First and foremost, a GDCV is a mouthful! For some reason the pension world is littered with four letter acronyms rather than the usual three and this one doesn’t really roll off the tongue – Genuinely Diverse Commercial Vehicle.

The term Genuinely Diverse Commercial Vehicle doesn’t exist anywhere in tax legislation. It is merely a concept introduced by HMRC in their Pensions Tax Manual.  A GDCV isn’t something that has a prescribed form and a variety of entities could qualify including companies, collective investment schemes and even individuals. The reason GDCV’s are of particular interest is due to the tax advantages they afford pension scheme investment in taxable (residential) property.

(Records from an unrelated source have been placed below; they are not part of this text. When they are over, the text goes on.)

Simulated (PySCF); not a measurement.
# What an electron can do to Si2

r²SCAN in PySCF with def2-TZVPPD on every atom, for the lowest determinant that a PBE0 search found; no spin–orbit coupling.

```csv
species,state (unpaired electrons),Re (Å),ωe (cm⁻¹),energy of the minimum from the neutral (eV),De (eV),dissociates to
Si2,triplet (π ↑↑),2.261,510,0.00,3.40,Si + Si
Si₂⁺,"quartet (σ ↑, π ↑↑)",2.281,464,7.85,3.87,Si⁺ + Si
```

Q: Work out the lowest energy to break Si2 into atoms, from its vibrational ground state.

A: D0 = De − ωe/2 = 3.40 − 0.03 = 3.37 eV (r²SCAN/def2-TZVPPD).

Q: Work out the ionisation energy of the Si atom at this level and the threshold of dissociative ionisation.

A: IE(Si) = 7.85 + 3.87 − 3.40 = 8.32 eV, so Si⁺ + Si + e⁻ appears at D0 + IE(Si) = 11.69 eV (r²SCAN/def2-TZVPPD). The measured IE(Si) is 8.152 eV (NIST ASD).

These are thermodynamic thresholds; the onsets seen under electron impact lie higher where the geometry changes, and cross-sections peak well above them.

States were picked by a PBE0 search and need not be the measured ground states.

It is a common misconception that a registered pension scheme cannot invest in residential property when in fact an overwhelming majority of UK pension funds have exposure to this asset class. HMRC are very clear on their position on investments (direct and indirect) into residential property and there are hefty tax charges for doing so but there are three exemptions, all of which fall under the category of GDCV. For reference, the original source legislation can be found in schedule 29A of the Finance Act 2004 and the accompanying guidance in the Pension Tax Manual.

  1. Real Estate Investment Trusts (REITs)

A REIT is stock market listed UK company. They provide opportunities for investors to access and own property assets indirectly in a tax-efficient manner. Qualifying REITs do not pay corporation tax on their profits because one of the conditions of being a REIT is that they distribute at least 90% of their taxable income to shareholders which is then taxable on them. In the case of pension funds holding shares there is no further tax to pay.

A pension fund holding shares in a REIT invested in residential property is exempt from unauthorised payment charges under the legislation concerning GDCVs.

  • Other kinds of vehicle

HMRC guidance is disconcertingly vague in this regard and merely states that “these are vehicles that meet certain conditions and the pension scheme’s interest in the vehicle is such the pension scheme and associates directly or indirectly hold less than 10% in the vehicle and there is no potential for use or occupancy of any taxable property by scheme members or connected persons.”

In practical terms, applying the above means that all manner of different investment structures can qualify such as companies, OEICs, Unit Trusts, Limited Partnerships, etc as long as the conditions are met. A pension fund invested in residential property via these mechanisms are also exempt from unauthorised payment charges under the legislation concerning GDCVs.

  • Trading concerns

HMRC guidance in this instance states these are vehicles that are arm’s length trading vehicles. There are four conditions to be met:

  • the vehicles main activity is the carrying on of a trade, profession or vocation
  • the pension scheme either alone or together with associated persons does not have control of the vehicle
  • neither a pension scheme member nor a person connected to such a member is a controlling director of the vehicle or any other vehicle which holds an interest in the vehicle directly or indirectly
  • the pension scheme does not directly or indirectly hold an interest in the vehicle for the purposes of enabling a pension scheme member or a connected person of such a member to occupy or use the property.”

 A great example of this would be the purchase of shares in a listed housebuilder. At any one time they are likely to have thousands of houses on their balance sheet as either trading stock or from part-exchange deals. It would be nonsensical to penalise a pension fund for an indirect investment in residential property for holding these shares and are therefore exempt from unauthorised payment charges.

With three clear exemptions listed, the problem is not that the primary legislation and HMRC guidance don’t allow investment into residential property, it is that those desirous of using their pension fund to do so don’t devote sufficient resource into structuring their pension fund to be able to exploit the opportunity.